SAINT PAUL, Minn. - Today, the House Children and Families Finance and Policy Committee held an informational hearing to hear from Minnesotans on the impact of 2023 investments in child care and early learning and consider a bicameral proposal - the Great Start Affordability program - to help make this critical service more affordable for families in 2024.
“Early care and learning has been in crisis for decades - unaffordable and inaccessible to families and paying poverty wages to educators,” said Rep. Dave Pinto (DFL. St. Paul), chair of the committee. “Last session, we made big strides for the lowest-income families, but middle-income families continue to struggle; now is the time to help them."
The Great Start Affordability proposal, authored by Rep. Carlie Kotyza-Witthuhn (DFL-Eden Prairie) and Sen. Grant Hauschild (DFL- Hermantown), would provide income-based subsidies, paid directly to providers, to help families afford child care and early learning. If passed by the legislature and signed by the Governor this spring, payments could start as early as fall 2024.
“In order for the average Minnesotan family in the metro area to pay no more than 7% of their income towards child care, they would have to be making $340,000. Child care should not just be affordable for the very wealthy,” said bill author Rep. Carlie Kotyza-Witthuhn. “Last year, we made historic investments in child care across the state, increasing access, quality, and resources for our providers. Now we need to finish the job by making sure all families can access and afford that care.”

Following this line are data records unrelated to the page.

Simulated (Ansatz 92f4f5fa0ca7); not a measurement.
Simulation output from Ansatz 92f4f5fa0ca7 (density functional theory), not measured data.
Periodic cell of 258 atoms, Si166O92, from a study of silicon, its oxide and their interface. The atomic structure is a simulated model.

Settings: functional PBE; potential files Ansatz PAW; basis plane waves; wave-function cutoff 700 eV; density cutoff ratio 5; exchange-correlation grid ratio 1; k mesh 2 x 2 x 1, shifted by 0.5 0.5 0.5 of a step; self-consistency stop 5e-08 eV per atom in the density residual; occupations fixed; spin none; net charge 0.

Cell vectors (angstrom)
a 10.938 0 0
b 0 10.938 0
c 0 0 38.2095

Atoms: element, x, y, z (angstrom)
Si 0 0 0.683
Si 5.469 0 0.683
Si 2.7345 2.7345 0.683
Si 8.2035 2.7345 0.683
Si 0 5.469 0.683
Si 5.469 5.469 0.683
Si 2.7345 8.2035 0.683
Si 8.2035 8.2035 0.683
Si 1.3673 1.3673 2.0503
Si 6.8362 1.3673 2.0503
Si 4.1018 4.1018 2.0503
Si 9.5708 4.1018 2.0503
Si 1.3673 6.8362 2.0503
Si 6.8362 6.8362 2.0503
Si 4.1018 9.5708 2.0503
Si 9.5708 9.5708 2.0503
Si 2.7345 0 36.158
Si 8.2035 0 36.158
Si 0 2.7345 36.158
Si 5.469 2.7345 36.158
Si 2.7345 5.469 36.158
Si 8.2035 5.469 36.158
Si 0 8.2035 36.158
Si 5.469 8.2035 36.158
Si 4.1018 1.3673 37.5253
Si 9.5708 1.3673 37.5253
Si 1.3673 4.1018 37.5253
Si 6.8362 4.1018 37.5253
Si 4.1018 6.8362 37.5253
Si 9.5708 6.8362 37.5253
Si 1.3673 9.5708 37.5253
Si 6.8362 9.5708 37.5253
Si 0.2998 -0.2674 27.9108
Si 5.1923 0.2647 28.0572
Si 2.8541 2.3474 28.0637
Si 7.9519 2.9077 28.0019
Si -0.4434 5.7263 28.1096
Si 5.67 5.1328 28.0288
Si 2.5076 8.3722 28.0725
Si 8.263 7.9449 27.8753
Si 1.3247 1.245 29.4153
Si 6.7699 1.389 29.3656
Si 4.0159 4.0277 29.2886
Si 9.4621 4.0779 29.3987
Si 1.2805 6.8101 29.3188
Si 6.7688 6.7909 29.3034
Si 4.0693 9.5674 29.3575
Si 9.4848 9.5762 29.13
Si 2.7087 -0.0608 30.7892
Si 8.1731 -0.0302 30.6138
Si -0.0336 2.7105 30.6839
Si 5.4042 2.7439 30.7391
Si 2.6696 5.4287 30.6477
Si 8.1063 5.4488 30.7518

The Great Start Affordability proposal builds on investments made in the 2023 legislative sessions in the Child Care Assistance Program (CCAP), early learning scholarships, Head Start, and school-based pre-K, as well as “Great Start Compensation Supports” to increase wages. But these investments focus largely on the lowest-income families - leaving the large majority of Minnesota families still struggling to afford care.
“We pay more for childcare than we do for our mortgage,” said Brittany Kjenaas, a parent from Mountain Iron, Minnesota who shared her testimony. “There’s no way we could double that and still afford to live. There are a lot of factors that go into a family’s decisions about how and when to grow their family, but I never thought that childcare costs would end up being the one that overrode every other one. Every Minnesota family deserves to afford their lives, and making childcare affordable is a concrete and necessary step to making that possible.”
The proposal would put Minnesota on a path toward meeting the federal standard - also adopted by a legislative task force - that no family should pay more than 7% of their annual income on this service.
"Childcare and early learning deserves public funding so parents aren’t forced to choose between working and having children,” said Shawntel Gruba, a childcare provider for over 20 years before building and opening her own facility, Iron Range Tykes Learning Center. “Childcare has been underfunded for decades so we have a lot of catching up to do and a lot of change that needs to happen beyond the catching up,” Ms. Gruba continued.
Materials, including written testimony, are available on the House Children and Families Finance and Policy Committee webpage.